The problem is that, the big hurdle to overcome is for your game to be so popular that people actually want to hack it.
Once that hurdle is passed, circumventing the client-side detection mechanisms is a smaller hurdle.

That being said, I recommend multiple layers, and make some of the layers be "advisory" only (sending some bit that indicates the problem as part of your network protocol in some out-of-the-ordinary place.)
The first layer may be a file that contains the checksum of each of the EXE and DLL files you ship, as well as any scripts.
Verify each of the files on start-up. Also calculate the checksum of the checksum file, and download that from your server on login, and verify that that file has not changed.

The second layer might be wrapping all important gameplay variables in classes that shroud the actual value, and store a "checksum" value in some other part of memory.
Use a template<> that turns an int into a shrouded_int, a float into a shrouded_float, and so forth. The shrouding is typically done by XOR-ing the bit value of the variable with some number (which might be random,) as well as storing a copy of the value somewhere else (such as in a new-ed copy on the heap,) also shrouded.
Override all the operators (operator=, operator int, etc) to apply and remove the shrouding when your code needs it, as well as to detect that the check version has not changed differently from the main version.
This kind of shrouding and checksumming can prevent and detect certain kinds of memory hacks on local clients.
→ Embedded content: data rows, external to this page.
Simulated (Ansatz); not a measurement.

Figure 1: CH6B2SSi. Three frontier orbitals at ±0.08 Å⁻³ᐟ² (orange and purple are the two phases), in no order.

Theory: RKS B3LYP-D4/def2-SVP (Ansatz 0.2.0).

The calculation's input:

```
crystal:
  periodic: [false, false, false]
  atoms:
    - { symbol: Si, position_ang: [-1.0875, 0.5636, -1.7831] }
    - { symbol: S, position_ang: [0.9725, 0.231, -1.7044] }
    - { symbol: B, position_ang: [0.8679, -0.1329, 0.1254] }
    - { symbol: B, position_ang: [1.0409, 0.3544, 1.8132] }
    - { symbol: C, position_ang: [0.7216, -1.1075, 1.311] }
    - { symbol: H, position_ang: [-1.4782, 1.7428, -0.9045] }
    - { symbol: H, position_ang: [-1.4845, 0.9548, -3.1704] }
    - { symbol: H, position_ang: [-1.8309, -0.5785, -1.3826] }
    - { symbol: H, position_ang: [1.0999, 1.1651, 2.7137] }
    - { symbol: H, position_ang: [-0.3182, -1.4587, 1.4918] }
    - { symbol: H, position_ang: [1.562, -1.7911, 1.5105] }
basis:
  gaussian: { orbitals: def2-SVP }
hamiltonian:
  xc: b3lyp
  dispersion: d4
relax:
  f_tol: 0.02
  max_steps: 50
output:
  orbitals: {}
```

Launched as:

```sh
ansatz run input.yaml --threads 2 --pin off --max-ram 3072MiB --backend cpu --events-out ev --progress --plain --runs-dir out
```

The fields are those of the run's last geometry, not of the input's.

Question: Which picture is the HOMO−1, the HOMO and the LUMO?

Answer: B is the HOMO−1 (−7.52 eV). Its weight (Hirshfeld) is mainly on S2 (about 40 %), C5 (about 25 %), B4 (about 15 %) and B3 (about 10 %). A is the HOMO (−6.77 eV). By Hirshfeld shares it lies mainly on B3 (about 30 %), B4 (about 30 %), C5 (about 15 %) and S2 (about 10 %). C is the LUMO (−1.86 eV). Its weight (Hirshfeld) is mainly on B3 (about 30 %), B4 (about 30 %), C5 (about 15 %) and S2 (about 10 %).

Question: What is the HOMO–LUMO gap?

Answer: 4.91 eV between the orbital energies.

The third layer might be detecting injected DLLs that aren't part of what you expect them to be, and processes attaching to your process as debuggers.
You might also want to look at the names of all processes running, and some of them might indicate cheating programs.

You can keep going. Sometimes send malformed packets to the client and see how it responds. Detect timing of incoming commands; accuracy of aiming and firing; and so on and so forth.

In the end, it's usually better to know who the cheaters are server-side, and not immediately let them know that you're on to them. Instead, make it so that cheaters only match-make with other cheaters, for example.
(Xbox Live tends to do this by banning known cheaters every X months, so that it's hard to tell whether they have picked up on you or not.)

You can also use various client-side packages, such as Valve Anti-Cheat, Punkbuster, and so on.

Are these methods worth it? Is the intrusive, privacy-busting, blue-screen-causing escalation of protection software worth the negative reputation? I don't know. It depends.